Lots of people were working for change in Oakland. There were freedom schools, summer work projects, and labor projects. The issue that got traction in our efforts was beautification. It may not seem radical, but responding to the way the city was tearing down fences and ruining people’s gardens at Peralta Villa Public Housing without notice or community input, was about letting the people decide, a major SDS principle. The Peralta Villa folks were pissed off, and they let the city know about it. The fence removal was halted, a small but significant victory.

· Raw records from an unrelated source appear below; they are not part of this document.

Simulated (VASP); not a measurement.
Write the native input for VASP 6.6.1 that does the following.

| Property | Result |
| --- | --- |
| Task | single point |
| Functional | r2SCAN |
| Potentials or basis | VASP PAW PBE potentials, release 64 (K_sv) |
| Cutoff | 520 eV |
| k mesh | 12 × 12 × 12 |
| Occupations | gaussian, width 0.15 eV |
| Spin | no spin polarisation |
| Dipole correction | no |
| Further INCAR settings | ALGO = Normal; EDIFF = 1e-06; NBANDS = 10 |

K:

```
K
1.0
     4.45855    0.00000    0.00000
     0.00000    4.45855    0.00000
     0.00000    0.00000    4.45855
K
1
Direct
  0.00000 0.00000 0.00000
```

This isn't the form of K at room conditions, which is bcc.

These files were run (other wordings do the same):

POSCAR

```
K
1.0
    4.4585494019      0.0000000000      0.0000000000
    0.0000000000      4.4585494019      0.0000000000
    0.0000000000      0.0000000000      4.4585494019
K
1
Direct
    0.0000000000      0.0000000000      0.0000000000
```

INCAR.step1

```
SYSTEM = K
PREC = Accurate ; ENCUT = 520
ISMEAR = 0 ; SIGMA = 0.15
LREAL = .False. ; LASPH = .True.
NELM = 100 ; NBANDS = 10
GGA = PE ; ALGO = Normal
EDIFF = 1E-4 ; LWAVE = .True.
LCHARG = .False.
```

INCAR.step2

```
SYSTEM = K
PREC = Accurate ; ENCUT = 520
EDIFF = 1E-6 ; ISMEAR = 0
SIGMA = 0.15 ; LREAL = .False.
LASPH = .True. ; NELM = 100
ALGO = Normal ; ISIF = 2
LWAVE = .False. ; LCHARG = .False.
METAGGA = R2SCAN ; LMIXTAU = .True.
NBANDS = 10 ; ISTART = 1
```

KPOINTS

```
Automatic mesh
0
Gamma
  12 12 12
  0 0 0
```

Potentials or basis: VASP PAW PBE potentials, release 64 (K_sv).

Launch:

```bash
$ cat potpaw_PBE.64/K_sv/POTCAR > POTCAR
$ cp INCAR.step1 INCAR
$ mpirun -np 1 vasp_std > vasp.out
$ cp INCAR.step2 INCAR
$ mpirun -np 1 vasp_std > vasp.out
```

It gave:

A mostly white group of Berkeley students organizing in a poor black community did not bring us far on the road to a revolution. Perhaps the biggest deterrent to sustained work by WOCP was the exploding growth of opposition to the Vietnam War. There was considerable anti-war activity on campus and energies were pulled in that direction.

To top it off, there were the troop trains, and the efforts by hundreds to stop them. During August there was a demonstration at the railroad tracks in Berkeley. My clearest memory of that day is a soldier’s face, probably a conscript, who was on the Union Pacific train from Fort Riley in Kansas, heading to the Oakland Army Terminal to be shipped off to Nam. He was at the window with a shaved head. His face was laughing yet somehow also fearful as he watched me take the picket sign I held and slap it against the window. “U.S. Out of Viet Nam!” I hope he made it back.

Sam and Theophilus in Wyoming or Nebraska.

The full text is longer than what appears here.